Dear Mr. Obama, will you be my dad?

Corinne Gray
Jun 16 · 7 min read
I spent a life of pain searching for the perfect dad. Many other kids are too. Credit: Mike Orlov / Adobe Stock

Dear Mr. Obama, I know this is a weird request. Although, considering the life you’ve had, this may not be the weirdest one. But, I’d like to ask if you’d consider being my dad. Wait, let me explain.

My ‘dad’ died just before Christmas last year. The quotes are intentional because he really wasn’t in any shape or form a ‘dad’. In fact, when I’m feeling most bitter, I call him the ‘sperm donor with benefits’. He abandoned my mother, sister, and me when I was about 3 and pretty much never looked back after migrating to the U.S. from our native home of Trinidad and Tobago. I can count on one hand the number of times I’ve seen him. On two hands I can count the number of actual conversations we’ve ever had.

He knew where we lived. He knew how to contact us. He just chose not to. And I’ve spent all of my 37 years trying to figure out why. The little girl in me always found a way to blame herself, because childhood logic works that way. And even though intellectually I know it doesn’t have anything to do with me, my little-girl heart will always feel broken and patently unlovable.

And it’s not like I didn’t try to have that ‘dad’ I always wanted. I would contact him a lot, write letters, do everything in my power to be on his radar — to get him to love me the way a dad should.

But he didn’t. Wouldn’t. Maybe, he couldn’t.

In all my 37 years he’s never contacted me on my birthday. I remember writing him at 21 to say I wish he would greet me on my birthday each year. I never gave up hope that one day he would send at least a two-word text with an emoji or something. But he’s dead now, so it’s never happening.

Which brings me to the matter at hand. I know I sound crazy. I’m pushing 40 and I’m recruiting for a dad. Not only that, I’m actually asking someone I’ve never met to take on that job (but only because I expect you’re less busy than when you were doing the whole POTUS thing).

I’ve never met you obviously. I don’t know you really, and I don’t agree with all of your policy choices (I’d be an honest but kind daughter). But, from the first moment I saw you on Oprah (before you were OBAMA), talking with your wife about your family and your two little girls, I instantly felt that if I could choose my own dad, it would be you.

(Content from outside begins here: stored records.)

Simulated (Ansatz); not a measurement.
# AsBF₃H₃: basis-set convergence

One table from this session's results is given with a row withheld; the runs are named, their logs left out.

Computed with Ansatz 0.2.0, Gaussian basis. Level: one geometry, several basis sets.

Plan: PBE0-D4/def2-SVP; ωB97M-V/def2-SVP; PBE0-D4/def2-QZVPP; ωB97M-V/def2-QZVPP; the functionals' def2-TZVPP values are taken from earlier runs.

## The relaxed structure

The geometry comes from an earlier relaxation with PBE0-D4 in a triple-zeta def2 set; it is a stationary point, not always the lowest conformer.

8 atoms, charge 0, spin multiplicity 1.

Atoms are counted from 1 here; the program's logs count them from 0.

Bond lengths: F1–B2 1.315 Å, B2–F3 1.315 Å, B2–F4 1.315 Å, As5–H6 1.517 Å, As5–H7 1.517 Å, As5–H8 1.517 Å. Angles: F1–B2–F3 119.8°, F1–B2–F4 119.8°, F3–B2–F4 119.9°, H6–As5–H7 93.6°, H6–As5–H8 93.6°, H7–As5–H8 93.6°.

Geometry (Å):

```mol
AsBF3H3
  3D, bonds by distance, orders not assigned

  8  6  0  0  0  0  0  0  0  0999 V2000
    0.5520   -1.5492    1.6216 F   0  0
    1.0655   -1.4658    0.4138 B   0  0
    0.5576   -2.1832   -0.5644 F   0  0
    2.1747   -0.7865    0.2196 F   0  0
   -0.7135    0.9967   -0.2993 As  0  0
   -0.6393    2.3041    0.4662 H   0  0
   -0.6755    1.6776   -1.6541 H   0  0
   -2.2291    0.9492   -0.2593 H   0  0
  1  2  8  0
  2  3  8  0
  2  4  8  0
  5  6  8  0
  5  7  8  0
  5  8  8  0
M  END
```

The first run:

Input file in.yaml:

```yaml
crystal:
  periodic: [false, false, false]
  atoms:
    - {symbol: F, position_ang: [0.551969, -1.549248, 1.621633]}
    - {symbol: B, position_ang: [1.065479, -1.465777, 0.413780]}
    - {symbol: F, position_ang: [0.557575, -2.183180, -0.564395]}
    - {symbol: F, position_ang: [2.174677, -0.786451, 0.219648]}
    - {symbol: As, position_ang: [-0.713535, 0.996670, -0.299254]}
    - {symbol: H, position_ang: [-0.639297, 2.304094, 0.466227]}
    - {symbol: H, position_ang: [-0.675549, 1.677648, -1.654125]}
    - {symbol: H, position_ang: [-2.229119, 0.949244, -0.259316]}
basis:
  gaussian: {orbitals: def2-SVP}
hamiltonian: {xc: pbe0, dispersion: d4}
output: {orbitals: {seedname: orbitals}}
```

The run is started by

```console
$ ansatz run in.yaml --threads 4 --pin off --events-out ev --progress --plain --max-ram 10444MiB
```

I haven’t made this choice lightly. I’ve spent decades observing fathers. Ever since I was a little girl, they were a mystical creature to me — like unicorns. I’d watch my friends’ dads, and would spend hours imagining what it’s like to have a dad who loves you and is there for you. I hate to even admit this, but I would often whisper “I love you,” to myself, imagining it was coming from a mythological dad who existed only in my head. I’ll never know what it’s like to experience the real thing.

But, when I look at you interact with your daughters, or how you light up when you talk about them, I can’t help but wish that the lottery of birth would have been kinder to me dad-wise. I imagine you talk to them about their days, about boys, about their careers. I imagine they can call you up on the phone with a problem and you’d give them sage advice (in your oh so powerful baritone). I bet you always wish them happy birthday with tons of emojis.

I love that you stand for change. I admire what you’ve been able to accomplish. I love that you started a Foundation (that’s my dream job too!) AND you’re making a movie about Disability rights (that’s the work I do!). You’re a man about something — and that for me is the coolest thing ever. That, for me, makes you a prime candidate for the role of Corinne Gray’s dad.

Mr. Obama, I’m not one to toot my own horn. Believe me, parental abandonment cripples your self-esteem. But, what kind of proposal would this be if I didn’t list the potential benefits to you of being my dad? I’d be a great daughter. First of all, I’m 37 so I don’t need a whole lot in life right now. I’ve already got my own health insurance too (sorry, I couldn’t resist that one).

I’m really passionate about social change. As a teen, I volunteered at an orphanage every day after school, and my deep passion for social justice led me to a humanitarian career. I worked at the United Nations, working on refugee innovations before I became a fellow at MIT Sloan School of Management and then launched my own social enterprise for people living with chronic illness and disability.

I’m also a Fulbright Scholar who went to public policy school at Carnegie Mellon. If I were your daughter, you’d be #winning on Bring Your Kid to Work Day. I have the skills and experience to actually get things done at your office. As your daughter, you’d have all of my support for your philanthropic work — for free.

Oh! AND I can sing. And paint. I’m an artist at heart. Before I committed to humanitarianism, I was a professional jazz singer. Your Al Green rendition was nice, but Mr. Obama, I can really SANG. I imagine we’d have jam sessions over classic records. I might give you some singing tips too. I’d paint your portrait — with or without leaves.

I found out my father had a stroke and was on life support via email from a friend of his. All of a sudden, his fate rested in the hands of the two women he abandoned. I can’t begin to describe what those weeks were like: the pain, the trauma, and — most of all — the rage I felt that I was now responsible for the man who took no responsibility for me.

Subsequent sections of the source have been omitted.